Add PDFDocEncoding to standard codecs

johns1c · April 21, 2022, 9:21am

Python is commonly used to manipulate PDF files and the file format has been for some time an open standard. Packages such as PyPDF2, PDFMiner and user written python code have taken different approaches to parsing these files and dealing with the encodings used. Although the Codecs package can be extended this is not trivial and has performance hits compared with using a built in codec so in practice many use Latin-1 which is slightly different to PDFDocEncoding i.e is wrong.

Python advertises it is “batteries included” and has built in support for other widely used formats. This change would go some way to supporting those processing PDFs using Python and would allow a canonical solution to be used across packages and code “one method to rule them all”.

There are already examples of supporting PDF artifacts in the standard library. For example, the base64 module supports ASCI85 encoded strings, optionally surrounded by the <~ and `~>’ tags since Python 3.4.

Such a change should be implemented in a way that is performant and compliant with the specification. This would be a major advantage compared to the current approaches.

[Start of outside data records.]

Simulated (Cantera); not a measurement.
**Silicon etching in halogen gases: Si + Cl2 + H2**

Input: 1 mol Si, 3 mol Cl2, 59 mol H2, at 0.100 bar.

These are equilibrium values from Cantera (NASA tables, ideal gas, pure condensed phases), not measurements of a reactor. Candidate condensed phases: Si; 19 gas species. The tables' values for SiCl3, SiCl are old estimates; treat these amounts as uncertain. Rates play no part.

malemburg · April 21, 2022, 10:37am

We’re generally hesitant to add new encodings to Python, but this appears to be a case where the basic criteria are fulfilled:

in current use
in wide-spread use
won’t get replaced by e.g. UTF-8 anytime soon

I’ve done some research and found these resources:

PDF Reference 1.7 (from archive.org, since the original Adobe link doesn’t work anymore)
This includes the encoding map in section D.2
Example implementation available as part of pikepdf: pikepdf/codec.py at master · pikepdf/pikepdf · GitHub
However, this implementation is custom one. It would be better to implement the codec as standard charmap codec (see e.g. cpython/cp1252.py at main · python/cpython · GitHub as reference).

I don’t think a PEP is needed for new codecs. Even though it comes as a new stdlib module (which would require a PEP), the codec will only be used via the codec interface. Opening a ticket and providing a PR with the implementation should be enough.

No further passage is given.